Better IoT design patterns: Desired state vs. actual state

Communicating with IoT devices over a network connection presents a few challenges you must consider when designing your firmware. The most obvious is how to deal with spotty connections. Did your device get the command you sent? Does the reported state in the cloud accurately reflect the actual device state?

At Golioth we’ve built a device cloud that eases the process of provisioning, connecting with, and controlling fleets of IoT devices. To get the most out of the platform consider using a few design patterns related to Digital Twin, a virtual representation of a device that is present in the cloud and provides a framework for interacting with the real hardware.

I’ll demonstrate this using the Golioth platform, but of course the concept is applicable to all connected devices.

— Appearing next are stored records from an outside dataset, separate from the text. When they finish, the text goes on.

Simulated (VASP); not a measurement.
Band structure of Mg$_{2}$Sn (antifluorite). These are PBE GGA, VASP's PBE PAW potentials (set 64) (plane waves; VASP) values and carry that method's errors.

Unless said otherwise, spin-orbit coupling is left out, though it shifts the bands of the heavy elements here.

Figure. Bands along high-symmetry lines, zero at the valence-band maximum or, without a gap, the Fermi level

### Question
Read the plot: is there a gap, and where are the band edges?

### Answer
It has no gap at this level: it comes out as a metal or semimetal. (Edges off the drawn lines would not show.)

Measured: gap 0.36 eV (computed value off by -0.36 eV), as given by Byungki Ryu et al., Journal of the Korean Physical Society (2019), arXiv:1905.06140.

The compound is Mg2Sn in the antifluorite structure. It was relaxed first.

Avoiding Confused Users and Confused Devices

While there are innumerable ways in the IoT realm to confuse your users and your devices (trust me, I’m trying to find them all), the most obvious is the challenge keeping the device and the cloud in sync with each other. For ease of understanding, let’s consider a box with one button and one LED that is connected to the internet over a cellular connection. We want the button to toggle the LED but also allow the cloud side to change the state of the LED. This might represent the state of some running service, but to keep it simple we’ll leave that out of the example.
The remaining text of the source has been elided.